This article describes the Informatica Best Practices that should be followed for the ETL workloads when interfacing with the Redshift data warehouse.
- Commit interval and Batch size
- Commits in Redshift are very expensive.
- Only 1 commit can happen at a given time on the cluster.
- If there are multiple jobs trying to issue a commit, it results in an increase in commit queue time which impacts the performance of the cluster.
- To reduce no. of commits on the cluster, Informatica Commit Interval session property (batch size should always be set to -1) should be set to a very high number (greater than no of records expected to be written) so all the records are written to the cluster with one copy operation and 1 commit per job.
- Currently in INFA Powerexchange version 9.6 commit is issued implicitly after each copy operation is completed. In version 10, there will be a support to explicitly issue commit which would be helpful to batch multiple DDL/DML operations in one transaction block and reduce commits.
- Configure Redshift target connection to generate no. of files for copy command, equal to no. of slices in Redshift cluster
- Modify the no. of slices and cluster type in Redshift adapter application connection to split the source data into no. of files to S3, equal to no. of slices in Redshift cluster.
- Redshift leverages MPP architecture which enables faster execution where multiple compute nodes are involved. This is critical since Redshift recommends that copy command works better when it has multiple files to process and use all the slices across all the nodes in parallel to process faster.
- For e.g. Redshift cluster type = dc1.8xlarge, No of nodes = 15, No of slices = 32/node * 15 = 480. In this scenario, edit the target application connection to cluster type = dw2.xlarge and no of nodes = 240. (Note: This is per Informatica 9.6 version; it uses the old Redshift cluster naming convention). Refer to this AWS documentation on various Redshift cluster types (http://docs.aws.amazon.com/redshift/latest/mgmt/working-with-clusters.html).

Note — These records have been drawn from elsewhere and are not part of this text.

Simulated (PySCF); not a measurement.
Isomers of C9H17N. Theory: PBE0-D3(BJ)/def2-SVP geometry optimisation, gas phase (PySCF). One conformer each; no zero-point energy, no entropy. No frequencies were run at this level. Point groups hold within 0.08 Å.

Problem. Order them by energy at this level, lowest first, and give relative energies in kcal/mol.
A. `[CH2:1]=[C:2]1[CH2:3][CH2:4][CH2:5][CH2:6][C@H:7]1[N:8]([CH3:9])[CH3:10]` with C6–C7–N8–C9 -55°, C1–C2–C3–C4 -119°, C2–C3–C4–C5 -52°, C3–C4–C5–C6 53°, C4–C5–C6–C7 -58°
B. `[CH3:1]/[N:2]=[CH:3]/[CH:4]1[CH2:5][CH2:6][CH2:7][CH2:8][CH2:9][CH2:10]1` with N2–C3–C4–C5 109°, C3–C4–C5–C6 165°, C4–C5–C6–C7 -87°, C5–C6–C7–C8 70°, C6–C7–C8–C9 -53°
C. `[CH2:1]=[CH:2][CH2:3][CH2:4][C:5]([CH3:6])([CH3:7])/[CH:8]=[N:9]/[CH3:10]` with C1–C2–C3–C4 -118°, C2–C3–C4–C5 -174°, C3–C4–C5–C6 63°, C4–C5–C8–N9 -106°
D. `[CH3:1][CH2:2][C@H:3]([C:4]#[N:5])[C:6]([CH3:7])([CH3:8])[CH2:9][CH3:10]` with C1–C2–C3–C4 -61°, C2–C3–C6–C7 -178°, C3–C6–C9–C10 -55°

- Batch multiple DDL/DML operations into one transaction block to reduce commits
- For any PreSQL/PostSQL operations where multiple DDL/DML sql statements are executed, put all these statements in one transaction block (begin and end) to execute only 1 commit for all the statements inside the block and also to maintain data integrity.
- In version 10, we can maintain a state of the transaction from PreSQL until records written to the final target table. This really helps to reduce commits and have all the transactions in one block. For e.g. runs DELETE statement as part of PreSQL, loads the source records into redshift target table and finally UPDATE statement as part of PostSQL, in this case, we can begin the transaction in the PreSQL and end transaction in PostSQL.
- Use UNLOAD reader for reading a high volume of data from Redshift
- For reading a high volume of data (> 1 million) from Redshift table, avoid using ODBC read connection. High volume ODBC reads put stress on the Redshift cluster leader node which has to gather all the results from compute nodes.
- UNLOAD reader uses the power of Redshift to upload the source data as files to S3 without impacting the leader node. The compute nodes process the data and push the files to S3.
- We have seen very good performance improvement using UNLOAD reader than ODBC connection. INFA version 10 has improved and better performing UNLOAD reader compared to the 9.6 version.
- Use Pushdown Optimization (version 10)
- Pushdown optimization is a very important feature introduced in version 10.
- Pushdown optimization (full pushdown) pushes the source, target and transformation logic to the underlying Redshift cluster rather than executing them on the Informatica server.
- This helps to improve performance as all the operations are directly executed on the redshift cluster and it has the ability to execute all the statements within a transaction block with 1 commit. (enable FullPushdownInOneTransaction property.
- Use Redshift UNLOAD and COPY command to write high volume records much faster than Informatica Powerexchange connector
- For Informatica jobs processing high volume records, it is recommended to leverage power of Redshift UNLOAD and COPY command to process the data much faster than Informatica Powerexchange connector.
- Convert the INFA mapping into one UNLOAD sql with all mapping logic.
- Execute the COPY command to write the files uploaded to S3 into the Redshift target table.
- We have seen this design to be much more scalable and runs much faster than Informatica Redshift connector (more than 100% improvement, AWS recommended). For e.g. INFA ETL job using Redshift adapter was loading 45 million in 75 minutes reading from ODBC, the same job when modified with this approach finished within 5 minutes.
- Avoid frequent writes to ETL audit tables in Redshift cluster.
- Redshift is not meant for very frequent writes with minimal changes on the cluster.
- Frequent writes in ETL audit tables with single record changes takes up WLM slot and add to commit queue on the cluster for these single records.
- If possible, move the ETL audit table to OLTP dB’s like MYSQL, Aurora which is meant to handle frequent writes.
- If the data needs to reside in Redshift, write the audit table changes into a flat file and do a periodic bulk load of this file into Redshift (or maybe load the file at the end of day after all jobs are processed).
KB438844